A lot of stuff goes into my brain, some of it by choice. If I decided to watch, read, play, or do it, I'd like to talk about it here. I'm a musician, a sometime actor, a frequent player of electronic and table-top games, and a lapsed reader (though I'm getting better). I write long and awkward sentences, because the more things resemble Douglas Adams' writing, the more I want to live in the world. Thanks for reading.

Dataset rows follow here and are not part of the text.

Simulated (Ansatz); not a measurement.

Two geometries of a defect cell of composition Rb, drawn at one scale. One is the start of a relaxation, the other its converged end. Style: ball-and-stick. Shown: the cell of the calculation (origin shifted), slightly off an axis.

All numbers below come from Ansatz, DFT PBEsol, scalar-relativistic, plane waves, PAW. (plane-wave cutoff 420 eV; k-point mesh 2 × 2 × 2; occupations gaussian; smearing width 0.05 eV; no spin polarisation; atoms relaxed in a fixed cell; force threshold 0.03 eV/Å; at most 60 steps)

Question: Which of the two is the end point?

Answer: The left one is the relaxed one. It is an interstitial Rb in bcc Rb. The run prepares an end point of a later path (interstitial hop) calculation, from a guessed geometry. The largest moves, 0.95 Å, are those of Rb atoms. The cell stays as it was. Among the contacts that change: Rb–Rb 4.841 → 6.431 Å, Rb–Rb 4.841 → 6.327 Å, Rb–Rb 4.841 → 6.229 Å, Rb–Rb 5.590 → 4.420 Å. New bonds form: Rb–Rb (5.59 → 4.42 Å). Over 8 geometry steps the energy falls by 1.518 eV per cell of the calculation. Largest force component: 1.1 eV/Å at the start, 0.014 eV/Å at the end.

Thursday, December 30, 2010

An Education

Because I never need to sleep, I popped "An Education" onto the XBox via Netflix tonight.  Actually, this is a lie: I did it because I'd seen Rosamund Pike absolutely break my heart and kill with her eyes, her voice and just about every weapon you don't have to check on an airplane in "Barney's Version" last week, and because someone I once knew told me that it was a really, really good movie.

I think I'd agree.

I used the "star" thingy to give it four of those star thingies, because in a way I didn't think there was much to that last ten minutes after she asks Olivia Williams for a favour.  Same sort of thing as in The Power of One (see my blathering about that last week), where, wonder of wonder/miracle of miracles, the smart kid gets everything they ever wanted.

Well, it's hard to begrudge certain kids that.  Like The Power of One, the protagonist in An Education is standing in for a real, live person, who grew up fifty or so years ago and wanted to go to Oxford and was smart and witty and maybe teased a bit and learned his or her most important lesson from a series of adults of varying levels of duplicity and protectiveness.  Jenny's stunning, flawless poise and her near-perfect rebuttal and dissection of each and every patronizing argument thrown her way was also a bit of a nice contrast to the simple solutions of Shadow of the Giant and Victim of Circumstance, about which I've blathered more recently.  Every adult, from her adorable parents (yo, Alfred Molina, you make everything good, and Cara Seymour with your mix of mischief and earnestness, just spot on) to her Olivia Williams teacher (flashed me back to Rushmore, actually) to -- briefly -- Emma Thompson's headmistress just falls like domino after domino before her.

Until Emma Thompson gets to be the meanest she's ever been, though, with a single line that reached into my chest like she was Mola Ram.

Now, the whole other side of things, where you'd expect Jenny to be in over her head with Peter Sarsgaard, Rosamund Pike and Dominic Cooper's gang of worldly bon vivants, she STILL shows breathtaking poise and control, and it's very clear that Sarsgaard's enigmatic David doesn't know exactly what he's gotten into.  For all that he tries to keep his own situations under tight control, he's no match for Jenny.

Really, Carey Mulligan -- Jenny -- is given every opportunity to completely carry this movie, and she does, and everyone involved looks and does great, and it's all basically very great.  Nick Hornby actually wrote it, and it's very nicely written, and I suppose the pat conclusion couldn't veer that far from the memoir on which it was based.  Still -- everything right up to the end was so damned good.  I guess not every movie can be Bad Santa, and end with a dynamite scene that is so rock'n'roll that you just want to lift the TV over your head and sing an AC/DC song.

I think I'm gonna go watch Bad Santa again.